KNOTTINGLEY IN 1967

20th April 1967
MEMORIES POUR FROM GLASS BOTTLE

That green bottle found at the bottom of Pontefract Park Lake, featured in these columns a fortnight ago, has certainly drawn the cork on reader’s memories.

The bottle, it may be recalled, bore the name "Brown and Knight." From Friarwood Lane, Pontefract, M. Crossland tells me: "Mr. Brown was my great uncle."

The family, the letter continues, lived in the Square at Ferrybridge and the works were down the yard behind the house, which is now a butcher’s shop. After Mr. Brown died, Mrs Brown retired during the First World War and went to live in Bridlington, so, as M. Crossland observes, the bottle must be nearly 50 years old.

Miss Joan Fletcher, of Chelsea House, Aire Street, Knottingley, tells me she has a bottle of the same type but made when the firm went under the name of W’m Brown. Hers was found under the floorboards at her home - deposited by some bygone thirsty workman, perhaps?

The item started a whole chain of recollections for Mr. and Mrs Willie Thompson, now living at Abbey Road, Blackpool, and still getting their ‘Express’ every week.

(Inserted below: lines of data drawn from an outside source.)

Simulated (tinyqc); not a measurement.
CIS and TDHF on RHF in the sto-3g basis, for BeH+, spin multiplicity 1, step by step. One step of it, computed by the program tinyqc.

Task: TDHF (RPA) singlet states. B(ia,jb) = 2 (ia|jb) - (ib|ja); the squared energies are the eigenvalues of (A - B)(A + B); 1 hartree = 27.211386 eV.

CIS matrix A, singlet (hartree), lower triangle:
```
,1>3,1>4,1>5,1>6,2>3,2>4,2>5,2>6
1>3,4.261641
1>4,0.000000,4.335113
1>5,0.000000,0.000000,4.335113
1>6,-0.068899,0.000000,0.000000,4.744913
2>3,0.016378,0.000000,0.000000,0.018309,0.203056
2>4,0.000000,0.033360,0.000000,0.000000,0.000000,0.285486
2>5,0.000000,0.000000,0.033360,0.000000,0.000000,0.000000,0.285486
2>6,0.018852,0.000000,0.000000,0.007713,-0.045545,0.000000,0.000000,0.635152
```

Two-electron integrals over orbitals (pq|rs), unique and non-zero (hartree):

Mr. Thompson writes that his wife was born at the Lock House just behind Brown and Knight’s works - he himself started work at Poulson Bros. Ltd., "one of the three potteries," in 1912. He recalls that one of Mr. Brown’s two sons married Miss Daisy Sefton of Sefton and Brown, now T. Brown and Sons. Ferrybridge Foundry in those days belonged "to a Mr. Ashley and from that firm workers left and started Shaw Bros., Tranmer and Jagger, Lightowler and Sons, and I think. probably Hunters. Mr. Thompson ends "your mention of Brown and Knight has given us an interesting half-hour of remembrances."